Spotify's Rap Caviar playlist ETL pipeline using AWS (...& Databricks)

Using an ETL pipeline to investigate the change in hip-hop/rap genre over time

(Remind me to check on this repo in a year so I can provide a fancy graph).

Introduction
Installation
References

Introduction

Purpose

This project investigates any change in hip-hop/rap over time based on Spotify's playlist, 'Rap Caviar's various audio feature statistical values (i.e. mean, std, max & min) using an ETL process on Amazon Web Services (AWS) and Databricks.

Background

Rap Caviar is one of the most popular playlists on Spotify. It consists of songs mainly from the hip-hop/rap genre. One could argue that this playlist is a good representation of the hip-hop/rap genre. As with any music genre, it changes and develops over time based on various factors such as culture, technology, influences of other genres, etc.

When you upload a song to Spotify, assigns various audio features to the song which was used for automated song recommendations. The playlist's audio features were based on the statistical values of various the audio features from the tracks in the playlists. This was achieved by creating an ETL pipeline using AWS and Databricks, which scrapes and transforms this data (audio features) from Spotify's API every week. After a significant amount of weeks have passed, one will be able to see any changes within the genre.

Technologies

AWS Lambda
AWS S3
AWS Identity and Access Management (IAM)
AWS Cloudwatch
Databricks
Python
PySpark

ETL Pipeline

Data Model

(Return to Table of Contents)

Installation

Spotify API

First, need to create an account with Spotify for Developers. Thereafter, create an app to get your account's Client ID and Client Secret ID.

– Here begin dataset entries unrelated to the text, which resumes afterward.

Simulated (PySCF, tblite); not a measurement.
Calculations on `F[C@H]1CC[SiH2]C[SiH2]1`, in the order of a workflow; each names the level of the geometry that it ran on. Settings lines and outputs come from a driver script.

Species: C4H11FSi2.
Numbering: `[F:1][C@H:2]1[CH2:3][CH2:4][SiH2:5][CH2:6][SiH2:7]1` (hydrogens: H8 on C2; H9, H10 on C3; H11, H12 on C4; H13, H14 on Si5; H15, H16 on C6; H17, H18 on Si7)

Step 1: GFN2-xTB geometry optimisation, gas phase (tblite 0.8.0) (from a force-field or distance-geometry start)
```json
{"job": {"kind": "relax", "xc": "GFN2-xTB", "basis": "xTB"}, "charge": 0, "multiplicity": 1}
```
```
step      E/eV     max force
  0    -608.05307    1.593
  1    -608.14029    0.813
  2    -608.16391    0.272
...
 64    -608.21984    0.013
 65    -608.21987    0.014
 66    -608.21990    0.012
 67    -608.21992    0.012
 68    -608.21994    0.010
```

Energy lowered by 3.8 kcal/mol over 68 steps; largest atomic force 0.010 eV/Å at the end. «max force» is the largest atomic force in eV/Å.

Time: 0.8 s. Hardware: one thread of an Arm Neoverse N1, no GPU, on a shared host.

Identity and Access Management (IAM)

AWS Access Key and Secret Key are required for Databricks to read files within the S3 bucket in your AWS account. Create a user under the 'Access management-Users' tab. Once the user has been created, download the credential information of your account (in a .csv format).

Configurations to be used when making user:

AWS type: Programmatic access
Permissions: 'AmazonS3FullAccess'

Lambda Functions

Both lambda functions extract data from the Spotify API. Both lambda function scripts can be found in the repo. Upload to respective lambda function environment in the ZIP format provided. ZIP files contain the code as well as the required Python packages. The image below displays the outcome of the upload and details regarding each function are as follows:

Lambda function 1

Name: Spotify_playlist_items_function
Function: Extracts song information from the 'Rap Caviar' playlist (refer to data model)
Trigger: CloudWatch
Runtime: Python 3.9
Architecture: x86_64
Timeout time: 1min (Previously 3s)

Lambda function 2

Name: Spotify_audio_features_function
Function: Extracts audio features from a song list. In this case from the 'Rap Caviar' playlist (refer to data model)
Trigger: S3 Bucket (Event Type: PUT)
Runtime: Python 3.9
Architecture: x86_64
Timeout time: 1min (Previously 3s)

The main notion of both Lambda functions is it extracts data from Spotify API, stores that info in a CSV file, and uploads to or reads from an S3 bucket. The spotipy package is used to gain access to Spotify API. Place your Client ID and Client Secret ID in the provided fields.

from spotipy.oauth2 import SpotifyClientCredentials

  
CLIENT_ID= "your ID here"
CLIENT_SECRET = "your ID here"

sp = spotipy.Spotify(auth_manager=SpotifyClientCredentials(
					client_id=CLIENT_ID, 
					client_secret= CLIENT_SECRET)
					)

AWS Lambda did not have all the Python packages to run the code. Therefore required packages were required to be placed in the environment as well in a layer. The following Python packages were required:

redis
spotipy
requests

Two layers are required to be placed on both Lambda functions: A layer consisting of the relevant Python packages and the AWS layer, 'ÁWSDataWrangler-Python39' which is already created. When creating the Python package layer, use the 'python packages.zip' zip file in the repo.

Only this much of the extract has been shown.